Yesterday afternoon, the government of Venezuela announced that the fixed exchange rate would change from 4.30 bolivars to the dollar to 6.30. The move was widely expected, even if the magnitude of the devaluation was unknown.
A number of companies across consumer staples have exposure to this event, and we attempt to provide investors some perspective based upon the prior 2010 devaluation (100% devaluation vs. nearly 50% yesterday). The exposure is two-fold – the one-time revaluation of monetary assets in the country will result in a charge, and then an ongoing flow through the income statement where any income earned in Venezuela is translated back into fewer dollars.
A look back at 2010
Back in January of 2010, the Venezuelan government announced its decision to devalue its currency and the official exchange rate went from 2.15 to 2.60 for essential goods and to 4.30 for non-essential goods – the lower rate was abolished in December that same year.
What happened and to whom?
CL - took a significant charge ($271 million, or $0.53 per share) as a hyperinflationary transition charge in 2010, as well as the impact of bolivars translating back into fewer dollars flowing through the income statement. The company also has a significant local currency asset position ($200 million as of end of year 2010).
ENR - took a $0.20 per share charge ($0.03 in ’11) for the devaluation, on an earnings base of $5.60. The combination of the devaluation and economic conditions in Venezuela resulted in a $23.3 million reduction in net sales in ’11, on a base of approximately $4.25 billion.
AVP - took a $81.0 million charge to EBIT in ’10 (on a base of $705.5 million) as well as a $46.1 million charge in “Other expense, net”. Venezuela represents approximately 5% of AVP’s revenue and 8% of operating profit (first nine months of ’12). Further, AVP had $223 million in cash balances denominated in bolivars (total cash on the balance sheet as of September 30, 2012 was $1,095.5 million).
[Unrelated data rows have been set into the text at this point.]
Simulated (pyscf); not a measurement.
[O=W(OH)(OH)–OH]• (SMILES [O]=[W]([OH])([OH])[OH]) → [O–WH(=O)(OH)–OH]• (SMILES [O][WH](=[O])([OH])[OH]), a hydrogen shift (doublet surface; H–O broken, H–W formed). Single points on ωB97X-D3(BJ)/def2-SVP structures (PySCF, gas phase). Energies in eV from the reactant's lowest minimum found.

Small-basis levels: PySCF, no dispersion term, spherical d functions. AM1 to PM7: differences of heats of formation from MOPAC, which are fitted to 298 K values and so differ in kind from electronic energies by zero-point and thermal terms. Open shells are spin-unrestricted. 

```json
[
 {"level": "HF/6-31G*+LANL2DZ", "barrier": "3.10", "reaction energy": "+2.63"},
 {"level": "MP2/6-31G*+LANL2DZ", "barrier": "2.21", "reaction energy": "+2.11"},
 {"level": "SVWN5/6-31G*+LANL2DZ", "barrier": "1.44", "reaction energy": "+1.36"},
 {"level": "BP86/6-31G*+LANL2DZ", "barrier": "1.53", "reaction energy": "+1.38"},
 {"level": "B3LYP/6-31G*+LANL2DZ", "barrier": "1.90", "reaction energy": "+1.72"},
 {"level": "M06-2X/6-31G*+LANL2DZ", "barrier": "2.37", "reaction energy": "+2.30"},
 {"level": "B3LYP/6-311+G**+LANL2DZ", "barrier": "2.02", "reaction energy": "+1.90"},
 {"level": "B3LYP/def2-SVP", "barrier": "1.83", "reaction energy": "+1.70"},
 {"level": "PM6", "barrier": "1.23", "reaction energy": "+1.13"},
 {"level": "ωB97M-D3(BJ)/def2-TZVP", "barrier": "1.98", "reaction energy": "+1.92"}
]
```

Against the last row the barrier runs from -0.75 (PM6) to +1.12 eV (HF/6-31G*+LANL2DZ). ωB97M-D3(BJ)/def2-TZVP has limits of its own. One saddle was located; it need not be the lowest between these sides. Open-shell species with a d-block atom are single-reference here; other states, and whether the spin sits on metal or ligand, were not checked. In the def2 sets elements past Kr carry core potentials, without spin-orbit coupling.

KMB - took a $96 million charge in Q1 2010, net investment (as of year-end 2010) was $175 million. Venezuela represented 1% of net revenues and 1% of EBIT.
GIS – (from 2010 10K) - “During fiscal 2010, Venezuela became a highly inflationary economy, which did not have a material impact on our results in fiscal 2011 or 2010.
K – (from 2010 10K) – “Venezuela represents only 1-2% of our business; therefore, any ongoing impact is expected to be immaterial.”
HNZ – (from 2010 10K) – net asset position of $81 million (subsequent to the 2010 devaluation) –“While our future operating results in Venezuela will be negatively impacted by the currency devaluation, we plan to take actions to help mitigate these efforts. Accordingly, we do not expect the devaluation to have a material impact on our operating results going forward.”
KO – (from 2010 10K) – “During the first quarter of 2010 we recorded a loss of $103 million related to the remeasurement of our Venezuelan subsidiary’s net assets.” As of December 31, 2011, the company’s Venezuelan subsidiary held monetary assets of $300 million.
PEP – (from 2010 10K) - “In 2010, our operations in Venezuela comprised 4% of our cash and cash equivalents balance and generated less than 1% of our net revenue”.
MJN – very small business there resulted in an $8.5 million loss over the initial balance sheet remeasurement.
In order to assess how the stocks might trade, we took a look at the absolute and relative performance of the names mentioned above versus the S&P 500 and the XLP Consumer Staples Index for the month before the devaluation (December 2009), the week before (devaluation occurred on January 8, 2010), the three weeks following (until February 1, 2010) and then the next month (from February 1 to March 1). Both the prior month and week before saw meaningful underperformance versus the S&P, that was substantially made up (on average) in the three weeks following.
It appears to us that the setup is a little different coming into this event, as the names mentioned above outperformed the S&P 500 by an average of 2.0% over the last month. Also recognize that the magnitude of the devaluation is substantially less than 2010.
Bottom line for us is that the companies with significant exposure (AVP, CL, PEP, and KO) may see some very, very modest EPS weakness and almost certainly more significant one-time charges as a result of this event.
For those folks in the Northeast - happy and safe shoveling!